Stuart Clark will read October 25 and participate in the Charles Taylor Prize for Literary Non-Fiction Spotlight on October 26.
IFOA: In 2001, you left a position at the University of Hertfordshire to work full-time as a science journalist. What led to this decision?
Clark: I’ve always been fascinated with both astronomy and storytelling. So I followed an academic path to a PhD in research astronomy while in parallel, I pursued a writing career—I actually funded my PhD research by writing the cover copy for Star Trek videos in England!
As I experimented with my writing I discovered how powerful a strong narrative can be for delivering non-fiction. Ultimately, I decided that I could do more for astronomy by telling its stories to the general public, than by spending my career focused on researching just one tiny bit of it.
In the 17th century, German astronomer Johannes Kepler said, “The roads that lead man to knowledge are as fascinating as that knowledge itself.” As a science journalist, author and novelist I can tell both kinds of stories.
IFOA: What single achievement are you most proud of?
Clark: It has to be my Sky’s Dark Labyrinth trilogy. Having written non-fiction using literary techniques, I finally felt ready to cross the divide and approach it from the other way: fiction but closely based on fact.
Such “faction” as it has been called may have fallen from favour since its height in the ’70s but for the story I wanted to tell, I thought it was the best possible medium.
Science established itself as a cultural endeavour in the west just over 400 years ago through the work of astronomers such as Galileo and Newton. My ambition was to tell that story in the most entertaining way possible, placing the endeavour in its correct historical context.
I didn’t want to examine these great astronomers like scientific objects, nor deify them. I wanted them to live and breathe, and be the flawed humans we sometimes forget they were. So again a novel seemed like the best vehicle.
IFOA: If you could somehow transcend time and space, where and when would you go, and why?
Clark: Easy! Back to the late 17th century England, dressed in periwig and britches, and sitting in the ranks of the newly formed Royal Society listening to people like Robert Hooke, Edmond Halley, Christopher Wren and, of course, Isaac Newton.
This is the setting for the second Sky’s Dark Labyrinth novel, The Sensorium of God. The more I read about the times and the characters, the more I am amazed at the progression of thought during this era. Everything was up for grabs. Nature was now conquerable using mathematical analysis, and so they measured and questioned everything.
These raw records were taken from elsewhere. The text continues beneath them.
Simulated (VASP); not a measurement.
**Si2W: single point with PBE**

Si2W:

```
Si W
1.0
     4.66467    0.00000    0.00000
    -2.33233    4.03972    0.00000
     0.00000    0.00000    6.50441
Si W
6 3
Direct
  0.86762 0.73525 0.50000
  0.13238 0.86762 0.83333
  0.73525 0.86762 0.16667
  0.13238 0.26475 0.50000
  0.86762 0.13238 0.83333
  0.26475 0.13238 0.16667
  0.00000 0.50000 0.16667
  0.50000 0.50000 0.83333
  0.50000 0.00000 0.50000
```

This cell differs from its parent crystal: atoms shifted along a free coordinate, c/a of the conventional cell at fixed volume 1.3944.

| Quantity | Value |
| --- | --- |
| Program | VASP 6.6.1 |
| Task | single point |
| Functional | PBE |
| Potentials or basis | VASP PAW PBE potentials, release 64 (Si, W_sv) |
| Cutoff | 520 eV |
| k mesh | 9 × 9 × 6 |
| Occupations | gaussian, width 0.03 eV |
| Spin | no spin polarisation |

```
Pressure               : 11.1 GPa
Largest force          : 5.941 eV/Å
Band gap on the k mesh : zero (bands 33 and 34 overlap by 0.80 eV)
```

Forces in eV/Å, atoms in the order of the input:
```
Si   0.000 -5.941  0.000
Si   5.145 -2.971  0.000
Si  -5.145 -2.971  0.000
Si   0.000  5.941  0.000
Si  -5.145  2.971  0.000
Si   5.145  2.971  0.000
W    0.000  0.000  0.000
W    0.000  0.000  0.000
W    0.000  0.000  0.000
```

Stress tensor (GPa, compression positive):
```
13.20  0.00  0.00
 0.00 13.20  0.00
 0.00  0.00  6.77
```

Science was born in the West at this point and shown to be a powerful way of making sense of the world around us. Our modern world derives from those meetings.
IFOA: What are you reading right now?
Clark: I have just finished The Night Sessions by Ken MacLeod. It’s a tightly written cross-genre novel (so ideal for me!). It is part crime, part thriller, part science fiction, rather Asimov-like in ambition but totally modern. What impresses me is MacLeod’s ability to juggle really big ideas about the nature of belief with down-at-heel detectives trying to solve crimes and drowning in paperwork.
IFOA: Finish this sentence: What surprises me the most is…
Clark: …how similar the scientific method is to storytelling. In a story, a hero is driven from his ordinary world into a special one, in which he must learn new rules in order to survive. At the end of that journey, he returns to his ordinary world with the power to solve the original problem, be it physical or emotional. Science is like this.
We transform nature into numbers through measurement and then enter the special world of mathematics. Those laws and equations transform our measurements into new knowledge that we can use to make more sense of the ordinary world around us. Mathematical analysis is like the magic forest of Shakespeare’s A Midsummer Night’s Dream.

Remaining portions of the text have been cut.